There’s always plenty of clean laundry (except in the case of size ten jeans, seeing as my nine-year-old can’t wear them without ripping them). But it’s all piled on (and behind, and around) the chair in the corner of my bedroom. The current pile is nearly as tall as my six-year-old!
It’s all well and good to be an artist with your head in the clouds, until you trip over the Thomas tracks winding across the living room, and plunge headlong into a pile of discarded backpacks.
The thing is, I have systems to deal with these sorts of things. If I would follow through with them.
I have a nice, functional filing system.
Once upon a time, I stocked my freezer with simple, healthy meals.
And Every. Single. One. of my children is old enough to fold (not to mention wash) their own laundry.
The problem is, I am not faithful to my own systems. I don’t follow through on my own plans.

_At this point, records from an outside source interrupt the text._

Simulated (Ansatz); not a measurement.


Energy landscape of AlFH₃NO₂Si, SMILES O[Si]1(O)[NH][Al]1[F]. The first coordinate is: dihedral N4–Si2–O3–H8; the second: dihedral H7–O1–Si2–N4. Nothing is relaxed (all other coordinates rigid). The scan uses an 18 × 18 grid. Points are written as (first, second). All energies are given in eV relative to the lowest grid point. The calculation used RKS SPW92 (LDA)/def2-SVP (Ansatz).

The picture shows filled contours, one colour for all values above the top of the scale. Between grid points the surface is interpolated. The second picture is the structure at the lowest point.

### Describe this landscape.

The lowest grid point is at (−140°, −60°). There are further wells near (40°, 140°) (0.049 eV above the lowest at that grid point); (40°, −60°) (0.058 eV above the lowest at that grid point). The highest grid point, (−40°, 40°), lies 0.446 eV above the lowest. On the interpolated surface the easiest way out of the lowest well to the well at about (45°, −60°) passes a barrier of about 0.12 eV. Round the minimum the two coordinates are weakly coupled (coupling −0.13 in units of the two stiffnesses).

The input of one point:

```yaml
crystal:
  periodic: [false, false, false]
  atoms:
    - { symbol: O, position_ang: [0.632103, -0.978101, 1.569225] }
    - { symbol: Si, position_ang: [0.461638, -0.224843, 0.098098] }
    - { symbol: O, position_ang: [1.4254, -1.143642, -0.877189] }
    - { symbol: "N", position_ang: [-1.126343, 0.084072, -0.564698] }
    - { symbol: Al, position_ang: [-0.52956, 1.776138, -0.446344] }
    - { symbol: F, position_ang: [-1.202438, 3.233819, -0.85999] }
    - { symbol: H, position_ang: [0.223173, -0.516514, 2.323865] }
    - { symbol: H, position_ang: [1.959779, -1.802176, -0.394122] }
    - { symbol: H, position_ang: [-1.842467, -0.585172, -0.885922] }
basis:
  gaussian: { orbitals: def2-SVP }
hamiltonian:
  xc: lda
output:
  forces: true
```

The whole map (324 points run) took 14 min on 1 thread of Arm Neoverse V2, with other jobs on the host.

It’s easy for me to relegate the daily details of life to the “realm of un-important things,” things that don’t really matter in the long run.
But they do matter.
Maybe it doesn’t matter if the laundry isn’t folded, or if I occasionally find bank statements from 2007 yellowing in the pages of an old novel.
But it matters if I’m the sort of person who doesn’t follow through, who puts whims (even gorgeous whims) ahead of intentional action.
That’s why “Faithful” is my word for 2013.
Not faithful to ideals and people and standards. That’s a given.
Faithful to daily, intentional action.